T+B: Tell us a little about yourselves? How big is your family? What are your professions?
Charlie and I met the first week of freshman year of college and started dating about a week later back in 2001. We’ve been engaged since last year but it looks like we will wait on getting married until we can settle into our new home and save a bit more for a wedding. I am a Trusts and Estates attorney and Charlie is an HVAC design engineer. It’s the two of us and our two cats, Benjamin, a 7 year old Himalayan Persian, and Elvis, a 2 year old Ragdoll.
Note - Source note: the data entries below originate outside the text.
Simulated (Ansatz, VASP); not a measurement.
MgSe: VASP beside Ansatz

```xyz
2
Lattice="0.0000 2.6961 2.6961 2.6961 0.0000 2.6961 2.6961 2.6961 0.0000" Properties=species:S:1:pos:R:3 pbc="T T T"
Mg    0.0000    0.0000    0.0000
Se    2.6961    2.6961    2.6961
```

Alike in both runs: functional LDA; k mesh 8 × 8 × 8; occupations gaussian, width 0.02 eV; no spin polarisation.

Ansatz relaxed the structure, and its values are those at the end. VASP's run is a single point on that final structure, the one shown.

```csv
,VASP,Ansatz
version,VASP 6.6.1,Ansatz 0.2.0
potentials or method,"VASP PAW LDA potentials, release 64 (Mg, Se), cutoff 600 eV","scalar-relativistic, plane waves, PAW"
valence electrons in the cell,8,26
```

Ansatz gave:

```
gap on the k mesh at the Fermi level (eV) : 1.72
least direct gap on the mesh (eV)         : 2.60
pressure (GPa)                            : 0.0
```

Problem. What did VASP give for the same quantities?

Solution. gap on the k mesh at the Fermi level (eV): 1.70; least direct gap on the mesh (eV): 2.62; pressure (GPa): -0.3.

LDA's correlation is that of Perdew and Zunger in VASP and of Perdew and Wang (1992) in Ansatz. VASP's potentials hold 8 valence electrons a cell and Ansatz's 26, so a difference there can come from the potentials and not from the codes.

T+B: Benjamin and Elvis are going to love bird-watching out the back windows. What are your favorite things about the unit you have under contract?
There are so many things we love about our unit– the huge windows in the front with the view of the Kentile Floors sign, the open kitchen and vast counter space, the view from the bedrooms of the backyards and how quiet it will be to be away from the street, the central A/C, the quality of the appliances and fixtures, down to the button tiles in the second bathroom. We really think the reason we fell in love with the development and our unit is the attention to detail of the design team and contractors and their refusal to cut corners. We looked at so many places and saw time and again a willingness to sacrifice quality for speed and cost-savings-here you can tell that everyone involved with the project cared about the end result.

T+B: How long had you known about the project before making an offer? Did you strongly consider any other units?
We knew about the project for about a month before we made an offer. We went back a couple of times to scope out the place before making an offer because it was such a big decision and an important investment. We really liked 404 Bond Unit 3 as well, but we ultimately went with this unit because the price was better for our budget and its location on the street really appealed to us.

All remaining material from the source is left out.